Figures released by Facebook on Wednesday reveal that the social network had a very respectable carbon footprint for 2011, even earning a nod from Greenpeace.
The total energy used by Facebook last year measured 532 million Kilowatt hours, which when taking into consideration the 36% of its energy the company gets from renewable and nuclear energy sources, equates to roughly 285,000 metric tons of CO2 emissions for 2011. If you then compare that to the 1.5 million tons of CO2 emitted by Google in 2010, which is not accounted for by the relative difference in size between the companies.
In a blog post yesterday announcing Facebook’s carbon footprint, the company stated that the annual carbon dioxide emissions per monthly active user was 269 grams. The report also put this into context, saying that “one person’s Facebook use for all of 2011 had roughly the same carbon footprint as one medium latte. Or three large bananas. Or a couple of glasses of wine.”

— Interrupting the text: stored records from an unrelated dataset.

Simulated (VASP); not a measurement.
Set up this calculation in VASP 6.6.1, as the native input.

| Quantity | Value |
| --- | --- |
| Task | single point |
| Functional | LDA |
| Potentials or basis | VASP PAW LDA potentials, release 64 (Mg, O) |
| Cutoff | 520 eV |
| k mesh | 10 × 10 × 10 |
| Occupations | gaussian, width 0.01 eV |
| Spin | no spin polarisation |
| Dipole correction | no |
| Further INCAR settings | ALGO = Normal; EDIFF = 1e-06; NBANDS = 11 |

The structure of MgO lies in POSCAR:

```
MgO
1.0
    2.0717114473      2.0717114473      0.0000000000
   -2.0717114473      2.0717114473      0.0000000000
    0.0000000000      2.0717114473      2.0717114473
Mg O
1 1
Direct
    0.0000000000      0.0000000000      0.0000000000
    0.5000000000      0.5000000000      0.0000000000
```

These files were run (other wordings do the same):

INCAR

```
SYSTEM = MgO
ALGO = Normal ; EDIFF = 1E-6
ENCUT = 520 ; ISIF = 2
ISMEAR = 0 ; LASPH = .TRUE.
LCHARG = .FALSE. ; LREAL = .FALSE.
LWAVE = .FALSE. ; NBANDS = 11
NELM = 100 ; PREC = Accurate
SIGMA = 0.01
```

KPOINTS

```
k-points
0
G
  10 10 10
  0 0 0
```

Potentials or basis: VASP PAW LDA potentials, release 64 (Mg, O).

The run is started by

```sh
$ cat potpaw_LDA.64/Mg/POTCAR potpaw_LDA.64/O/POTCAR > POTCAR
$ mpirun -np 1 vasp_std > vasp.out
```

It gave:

Admittedly, that sounds like a small amount, but then again Facebook has 955 million active users so it does all add up. However, those in the know are impressed with Facebook’s carbon footprint. Gary Cook, International Senior IT Analyst at Greenpeace, had this to say:
“Today’s detailed disclosure and announcement of a clean energy target shows that the company means business and wants the world to follow its progress.”
Facebook also made the point that there is still work to do. In the report released yesterday the social network stated that it would like to get up to 25% renewable energy in the short-term, but admitted that due to the company’s rapid expansion it is likely that its carbon emissions might “get worse before they get better”.